Stock index futures pointed to a higher open on Wall Street on Monday, with futures for the S&P 500 up 1 percent, Dow Jones futures up 0.8 percent and Nasdaq 100 futures up 1 percent at 0930 GMT (5:30 a.m. ET).

Investors were relieved to see that Hurricane Irene, downgraded to tropical storm status, caused less damage than feared in New York City over the weekend. Wall Street will be open Monday, although with the New York subway system and commuter rail service halted, volumes were expected to be thin.

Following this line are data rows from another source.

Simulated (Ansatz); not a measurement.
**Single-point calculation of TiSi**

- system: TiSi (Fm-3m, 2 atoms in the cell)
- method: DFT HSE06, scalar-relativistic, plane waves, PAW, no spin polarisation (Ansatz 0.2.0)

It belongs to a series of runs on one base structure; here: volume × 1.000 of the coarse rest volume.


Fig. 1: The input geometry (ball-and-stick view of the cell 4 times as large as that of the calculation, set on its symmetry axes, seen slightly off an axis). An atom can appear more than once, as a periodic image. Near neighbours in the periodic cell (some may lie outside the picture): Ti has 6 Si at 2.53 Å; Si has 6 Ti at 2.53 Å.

The euro zone's blue chip Euro STOXX 50 <.STOXX50E> index was up 1.5 percent early, tracking Friday's rally on Wall Street and as investors brushed aside a call on Saturday by the new head of the International Monetary Fund on global policymakers to pursue urgent action to prevent another recession, including forcing European banks to bulk up their capital.

Christine Lagarde called for a mandatory substantial recapitalization, through private channels if possible, but otherwise through some form of public, Europe-wide funding, such as the European Financial Stability Facility.

Greek bank shares jumped Monday after sources said EFG Eurobank and Alpha Bank will unveil a merger deal that include share swaps and a capital boost from Qatar.

On the macro side, investors awaited monthly personal income and consumption data, the Chicago Fed Midwest Manufacturing Index as well as pending home sales.

The dollar fell against a basket of major currencies on Monday, with traders speculating the Federal Reserve may offer more stimulus next month in the face of an uncertain growth outlook.

On Friday, Wall Street posted its first weekly gain in more than a month as Fed Chairman Ben Bernanke raised hopes for more stimulus for the economy at the U.S. central bank's September meeting.

Initially stocks fell after Bernanke stopped short of describing detailed plans to strengthen the ailing economy. But the market turned higher, led by technology shares, as investors concluded the Fed was leaving the door open for action even though many traders believe it has limited power to pull the economy out of a rut.

The Dow Jones industrial average <.DJI> ended up 134.72 points, or 1.21 percent, at 11,284.54. The Standard & Poor's 500 Index <.SPX> was up 17.53 points, or 1.51 percent, at 1,176.80. The Nasdaq Composite Index <.IXIC> was up 60.22 points, or 2.49 percent, at 2,479.85. For the week, the Dow rose 4.3 percent, the S&P gained 4.7 percent and the Nasdaq rose 5.9 percent.